What do I need to be doing? I know it involves the streamreader/writer classes but I don't get how they work.

5 Answers5

3

At first glance this seems simple to do using a StreamReader reading the file, splitting on the space and then removing the words that don't meet the length criteria. And then using the StreamWriter to write the result back. However with string parsing (word parsing) you run into a bunch of "special" cases where extra processing may be required.

Words are hard to describe in a programming language. For example a word may contain puncuation that is part of the word, or it may start \ end with punction that denotes the end of a sentence, new line etc.

Now that being said lets say we had the following rules.

  • A word contains one or more alphanumeric characters
  • A word may contain the following puncuation. [-,_']
  • A word may be separated by punctuation or a space.

Following these rules we can easily read all the text and perform the manipulations you have asked for. I would start with the word processing first. What you can do is create a static class for this. Lets call this class WordProcessor.

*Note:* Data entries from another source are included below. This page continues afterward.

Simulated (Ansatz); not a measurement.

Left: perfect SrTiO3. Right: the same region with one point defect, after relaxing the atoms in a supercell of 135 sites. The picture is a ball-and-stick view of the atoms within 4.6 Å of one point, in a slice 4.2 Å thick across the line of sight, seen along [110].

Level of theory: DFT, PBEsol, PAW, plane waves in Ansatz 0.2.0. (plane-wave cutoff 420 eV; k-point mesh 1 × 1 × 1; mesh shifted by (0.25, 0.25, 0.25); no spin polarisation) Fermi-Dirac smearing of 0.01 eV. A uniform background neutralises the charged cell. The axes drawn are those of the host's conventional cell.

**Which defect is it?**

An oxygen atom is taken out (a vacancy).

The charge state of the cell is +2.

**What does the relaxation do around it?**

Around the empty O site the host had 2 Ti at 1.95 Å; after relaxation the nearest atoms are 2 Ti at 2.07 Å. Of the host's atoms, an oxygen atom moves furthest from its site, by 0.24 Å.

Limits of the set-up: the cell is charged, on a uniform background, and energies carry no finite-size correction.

Here is commented code on parsing a word based on our rules from a string.

/// <summary>
/// characters that denote a new word
/// </summary>
const string wordSplitPuncuation = ",.!&()[] \"";

/// <summary>
/// Parse a string
/// </summary>
/// <param name="inputString">the string to parse</param>
/// <param name="preservePuncuation">preserve punctuation in the string</param>
/// <returns></returns>
public static IList<string> ParseString(string inputString, bool preservePuncuation)
{
    //create a list to hold our words
    List<string> rebuildWords = new List<string>();

    //the current word
    string currentWord = "";

    //iterate through all characters in a word
    foreach(var character in inputString)
    {
        //is the character is part of the split characters 
        if(wordSplitPuncuation.IndexOf(character) > -1)
        {
            if (currentWord != "")
                rebuildWords.Add(currentWord);
            if (preservePuncuation)
                rebuildWords.Add("" + character);
            currentWord = "";
        }
        //else add the word to the current word
        else
            currentWord += character;
    }
    return rebuildWords;
}

Now the above is pretty basic and if you set the preserve puncuation to true you get the same string back.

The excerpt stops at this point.